This is a very timely topic, and something that will have economists busy for some time. One of the reasons for the lack of consumer price inflation is international trade, and the entry (re-entry?) of China and India to international markets.
In the past, when consumers had more cash, and demanded more shirts, pans, cars, etc., prices of such items went up. Supply and demand, as we say. What is new nowadays, is that there’s an almost infinite supply of labor in those emerging countries. If Americans want X millions of shirt, that’s no problem, they can be produced without pushing wages in those countries. If consumers want twice as many shirts, then more workers are recruited at the same (low) wages, and therefore, shirts don’t become more expensive.
We have enourmous liquidity in the system, but it has only resulted in asset inflation (think real estate, gold), but the prices of everyday consumer items have not gone up; if anything, they have dropped!

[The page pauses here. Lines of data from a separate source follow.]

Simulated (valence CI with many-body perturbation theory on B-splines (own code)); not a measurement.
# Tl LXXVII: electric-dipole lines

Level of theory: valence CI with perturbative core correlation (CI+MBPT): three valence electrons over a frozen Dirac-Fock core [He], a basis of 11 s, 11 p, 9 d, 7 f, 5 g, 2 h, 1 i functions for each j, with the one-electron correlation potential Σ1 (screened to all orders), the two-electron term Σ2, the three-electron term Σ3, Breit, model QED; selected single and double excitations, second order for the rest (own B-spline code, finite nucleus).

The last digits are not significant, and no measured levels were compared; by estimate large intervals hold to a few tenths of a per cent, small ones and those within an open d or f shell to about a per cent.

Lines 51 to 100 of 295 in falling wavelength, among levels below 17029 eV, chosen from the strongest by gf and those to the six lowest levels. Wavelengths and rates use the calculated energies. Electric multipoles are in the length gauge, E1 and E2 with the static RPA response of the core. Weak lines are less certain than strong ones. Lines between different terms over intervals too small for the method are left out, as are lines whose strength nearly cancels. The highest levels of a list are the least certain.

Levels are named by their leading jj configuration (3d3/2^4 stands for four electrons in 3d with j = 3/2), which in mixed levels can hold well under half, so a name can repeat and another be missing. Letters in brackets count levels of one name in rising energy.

This has serious implications for the collapse in real estate prices many of us anticipate. If there is really an oversized amount of liquidity floating around, and if consumer prices won’t go up because there’s unlimited labor (an almost perfectly elastic supply curve), then house prices may remain overpriced when measured in dollars.
Perhaps it’s not really that house prices have doubled entirely because of an speculative bubble. House prices may have spiraled in recent years mostly because dollars are more plentiful. Supply and demand applies to dollars too: if there are too many of them around, their value will drop. How do we know dollars are less valuable now than five years ago? Answer: Half a million dollars buy about half less house today than back then.
I’m not saying that there wasn’t speculation in RE. There was plenty of it. But other mechanisms, such as asset inflation in a context of easy money and cheap overseas labor, may have had a larger role than previously thought.
JG: Care to clarify your assertion that “cheap loose money kills manufacturing competitiveness”? I would think, that if anything, cheap loose dollars would boost US manufacturing competitiveness by making US products relatively cheap to foreigners.